The struggle to reconcile these competing interests eventually became Schönebeck’s undoing as an artist:
"Disinclined to turn his back on either of these aesthetic traditions and unwilling to compromise the moralistic edge of his art, Schönebeck decided in 1967 to stop painting and withdrew from the art world."
In Schönebeck’s decision we may hear echoes of Marcel Duchamp’s abandonment of art in favor of playing chess (though he spent years secretly working on the fetishistic installation, “Étant donnés,” now in the Philadelphia Museum of Art). But an unwillingness “to compromise the moralistic edge of his art” is hardly in the Duchamp mold. It is a decision with which Schönebeck, who lives in Berlin and has continued to show the work he made during his brief career, is apparently at peace.
The drawings and paintings at Nolan are ample evidence of why Schönebeck’s work persists. The drawings are especially trenchant, many of which are executed in tusche, the greasy ink used in lithography, from which the artist wrings an exquisitely realized tonal range of warm grays and blacks.
His works from the 1950s vary wildly, from a swirling abstraction to a landscape rendered in matchstick-like brushstrokes to what appears to be a page of automatic writing. Tangles of lines fill two drawings from 1960 and ’61 in what could be combinations of abstraction, landscape and automatism, or they could be in utero depictions of the beasty humanoids that were soon to spring into his work.
In the scheme of the exhibition, which is arranged more or less chronologically, Schönebeck’s monsters appear immediately to the left of the Pandemonium lithos, as if unleashed by the manifesto’s channeling of artist’s id.
These chunks of bone, meat and hair look exhumed from Otto Dix’s grave. The earthbound repulsiveness of their misbegotten forms is as stark and startling as the otherworldly beauty of the lines and washes that conjured them.

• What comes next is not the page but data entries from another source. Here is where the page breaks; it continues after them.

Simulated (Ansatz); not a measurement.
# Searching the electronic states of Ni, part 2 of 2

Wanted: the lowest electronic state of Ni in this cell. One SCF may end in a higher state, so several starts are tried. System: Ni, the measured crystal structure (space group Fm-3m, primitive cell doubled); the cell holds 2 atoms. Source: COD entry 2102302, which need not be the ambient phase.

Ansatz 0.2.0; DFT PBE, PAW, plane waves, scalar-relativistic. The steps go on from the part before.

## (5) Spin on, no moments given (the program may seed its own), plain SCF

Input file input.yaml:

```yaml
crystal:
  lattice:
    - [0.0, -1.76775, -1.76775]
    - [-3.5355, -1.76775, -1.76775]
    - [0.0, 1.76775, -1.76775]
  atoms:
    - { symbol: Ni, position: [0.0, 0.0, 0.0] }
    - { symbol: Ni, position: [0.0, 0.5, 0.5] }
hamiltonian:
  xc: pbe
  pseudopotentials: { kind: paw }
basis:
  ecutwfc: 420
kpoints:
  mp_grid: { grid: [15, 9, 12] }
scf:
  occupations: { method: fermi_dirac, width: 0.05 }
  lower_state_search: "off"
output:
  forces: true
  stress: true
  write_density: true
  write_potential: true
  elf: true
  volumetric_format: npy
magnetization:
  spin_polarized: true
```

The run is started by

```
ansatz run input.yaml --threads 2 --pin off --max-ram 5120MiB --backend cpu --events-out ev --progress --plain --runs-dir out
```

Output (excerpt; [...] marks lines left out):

Mostly the size of a sheet of typing paper, the drawings are mini-marvels of the graphic genius of German modernism. And given Germany’s hallowed tradition of the graphic arts, as well as Schönebeck’s self-evident originality this arena, it is puzzling that he didn’t follow the example of Dix, George Grosz, John Heartfield and Max Beckmann and turn to multiples, books and magazines as an outlet.
It would seem to be the logical path for a radical left-winger to take, rather than give up altogether once his ideals failed to mesh with the market’s demand for unique, high-end objects.
Perhaps he saw all of art-making as part of the same stew. And perhaps that is something we can identify with in our post-Zuccotti, post-Sotheby’s moment.
Or maybe, from the evidence of the manifestos and the infernally intense work on display, he simply flamed out early and refused to carry on by repeating himself for the sake of cash and career.
A decision like that can be viewed as artistic suicide or spiritual salvation, but either way it is pure speculation. Still, one look at these drawings will tell you that Schönebeck was playing for keeps.
Eugen Schönebeck Paintings and Drawings: 1957–1966 continues at the David Nolan Gallery (527 West 29th Street, Chelsea, Manhattan) through November 3.
“Sausage clouds” were the first words out of my mouth—to the apparent dismay of the artist whose drawing I was looking at. I couldn’t help myself. That’s what they look like. Which is unsurprising given that I was in the world’s wurst capital—home of bratwurst, bierwurst, bockwurst, blutwurst, and braunschweiger, to mention only the Bs—and given that I had had two of the five mentioned above for lunch, plus knackwurst, several types of mustard, and potato salad. Beyond all that, clouds were also on my mind because the artist and I had just been discussing the Russian poet Yevgeny Yevtushenko, whose likeness he had painted and drawn.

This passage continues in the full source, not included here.